Advent in the Northlands

Viewing pictures of the various Advent Processions in Anglican cathedrals across these Islands has reminded me of the Laudian vision of a 'Union of the Churches of the Northern Kingdoms'. While we do not quite experience Scandinavian darkness during late November and December, the more northerly parts of these Islands do know late afternoon darkness, a reminder that we are close to the Northlands. Today in Armagh, for example, the sun will set on Ireland's ecclesiastical capital at 4:06pm.

Something of this is captured in the contrast between light and darkness which marks the beginning of Advent in cathedrals. The Winter darkness which falls over Scandinavia also touches these Islands and is illumined by our Advent processions.
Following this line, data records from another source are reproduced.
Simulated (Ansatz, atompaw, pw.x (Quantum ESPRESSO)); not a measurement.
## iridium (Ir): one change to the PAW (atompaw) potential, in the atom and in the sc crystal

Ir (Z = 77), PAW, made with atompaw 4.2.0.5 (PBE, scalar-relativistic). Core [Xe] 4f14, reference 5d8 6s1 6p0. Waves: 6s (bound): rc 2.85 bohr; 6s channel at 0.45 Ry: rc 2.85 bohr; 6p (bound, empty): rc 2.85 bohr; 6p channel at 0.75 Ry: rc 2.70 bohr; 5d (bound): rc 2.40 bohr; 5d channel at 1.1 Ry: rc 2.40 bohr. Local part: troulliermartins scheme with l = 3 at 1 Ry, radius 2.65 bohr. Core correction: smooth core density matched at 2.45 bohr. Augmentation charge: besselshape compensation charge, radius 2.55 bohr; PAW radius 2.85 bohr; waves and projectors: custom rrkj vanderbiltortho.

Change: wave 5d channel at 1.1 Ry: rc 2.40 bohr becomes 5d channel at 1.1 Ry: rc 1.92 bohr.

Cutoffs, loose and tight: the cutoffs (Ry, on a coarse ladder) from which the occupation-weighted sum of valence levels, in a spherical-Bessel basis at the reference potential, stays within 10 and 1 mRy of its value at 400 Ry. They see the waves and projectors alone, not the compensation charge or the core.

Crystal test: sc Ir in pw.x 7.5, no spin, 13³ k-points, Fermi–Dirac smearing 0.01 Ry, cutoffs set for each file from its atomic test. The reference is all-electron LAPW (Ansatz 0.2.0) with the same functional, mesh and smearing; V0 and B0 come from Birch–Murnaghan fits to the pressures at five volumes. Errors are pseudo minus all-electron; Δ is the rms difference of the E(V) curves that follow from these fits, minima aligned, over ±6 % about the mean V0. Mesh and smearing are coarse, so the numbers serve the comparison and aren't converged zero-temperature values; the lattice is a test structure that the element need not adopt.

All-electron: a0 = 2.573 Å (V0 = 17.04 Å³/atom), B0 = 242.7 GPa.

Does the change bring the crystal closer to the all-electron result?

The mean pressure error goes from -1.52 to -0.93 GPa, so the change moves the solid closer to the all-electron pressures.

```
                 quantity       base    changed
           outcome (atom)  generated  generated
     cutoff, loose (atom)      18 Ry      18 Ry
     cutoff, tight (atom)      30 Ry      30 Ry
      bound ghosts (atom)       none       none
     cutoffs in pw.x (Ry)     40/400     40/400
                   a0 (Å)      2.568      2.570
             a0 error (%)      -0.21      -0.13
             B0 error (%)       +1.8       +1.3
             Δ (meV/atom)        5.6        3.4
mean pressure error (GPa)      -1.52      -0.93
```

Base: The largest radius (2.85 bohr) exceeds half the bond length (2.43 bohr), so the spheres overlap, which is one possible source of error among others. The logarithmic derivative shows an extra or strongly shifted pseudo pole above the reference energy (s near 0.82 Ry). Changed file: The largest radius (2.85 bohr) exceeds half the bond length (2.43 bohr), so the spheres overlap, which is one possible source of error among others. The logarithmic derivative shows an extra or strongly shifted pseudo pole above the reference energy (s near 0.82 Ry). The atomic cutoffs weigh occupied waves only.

Why, however, might this bring to mind that Laudian ambition of a 'Union of the Churches of the Northern Kingdoms', an ambition fulfilled with the Porvoo Communion? Laudian and High Church observers frequently pointed to the 'Churches of the Northern Kingdoms' possessing a shared church order and liturgical practices. Advent - and the Advent Processions in particular - suggest how this is so.

The most dramatic pictures of Advent Processions in these Islands are from cathedrals.  The Anglican and Episcopalian cathedrals of England, Ireland, Scotland, and Wales obviously embody an episcopal order. Some of Knox's heirs inadvertently illustrated this when, as the late Queen lay in state in St. Giles, Edinburgh, they insisted that St. Giles should not be described as a cathedral for there is no cathedra in a Presbyterian ecclesiastical polity. 

This is not the case across the North Sea, in the Scandinavian lands. There the cathedrals hold the cathedra for bishops, embodying the episcopal order of the Churches of Norway, Sweden, Finland, and Denmark.  Even where the historic succession in terms of the laying on of hands was interrupted, as was the case in Denmark at the Reformation, the continuity of historic sees maintained episcopal order (a point made, by the way, in a significant Anglo-catholic commentary on the Porvoo Agreement).

If the Advent Processions in cathedrals intimates a shared episcopal order, the light cast by the Processions is also suggestive of shared liturgical practices and piety.  The Advent candles which adorn Scandinavian homes, the light of Lucia celebrations in mid-Advent, and the candles which light Scandinavian cemeteries on Christmas Eve, all testify to the importance of light in the Scandinavian Advent. The popularity of Advent Processions in cathedrals in these Islands (and we might note that many English cathedrals now ticket these services because of their popularity) suggests a similar yearning for light in the dark months.

Underpinning all this, of course, is the fact that the liturgical season of Advent is being observed. This historically distinguished 'the Churches of the Northern Kingdoms' from Reformed Europe, in which no liturgical provision was made for Advent. While it was the case that before the mid- to late-19th century, the Anglican Advent had no ceremonial attached to it, this did not prevent widespread recognition and experience of the meaning of the season. In a 1764 sermon, for example, George Horne (later Bishop of Norwich) said of "the holy season" of Advent that in it the Prayer Book's "services dispel the gloom of melancholy, and put gladness into the hearts of all her children". We might also add that what hymnody was for Lutherans during the season, Cranmer's collect was for Anglicans. 
Also worthy of note is the shared historic lectionary used by Anglican and Lutherans, particularly demonstrated in Luther's great Advent sermons: he is preaching on the same Gospel readings found in BCP 1662. Across the Northlands in the darkness of December, the Advent Gospels rang out.

Advent in the Northlands does indeed speak of that Laudian vision, 'the Union of the Churches of the Northern Kingdoms'. Amidst Winter darkness, Anglicans and Lutherans in these Islands and Scandinavia turn to the light of the Advent hope, carried by episcopally ordered churches and a rich liturgy, grounded in the Christocentric affirmations of the Reformation.  In the words of Cranmer's collect for the Third Sunday of Advent:

Lord, we beseech thee, give ear to our prayers, and by thy gracious visitation lighten the darkness of our hearts, by our Lord Jesus Christ.

(The first picture is of York Minster during the Advent Procession.  The second is of Nidaros Cathedral, Trondheim, Norway.)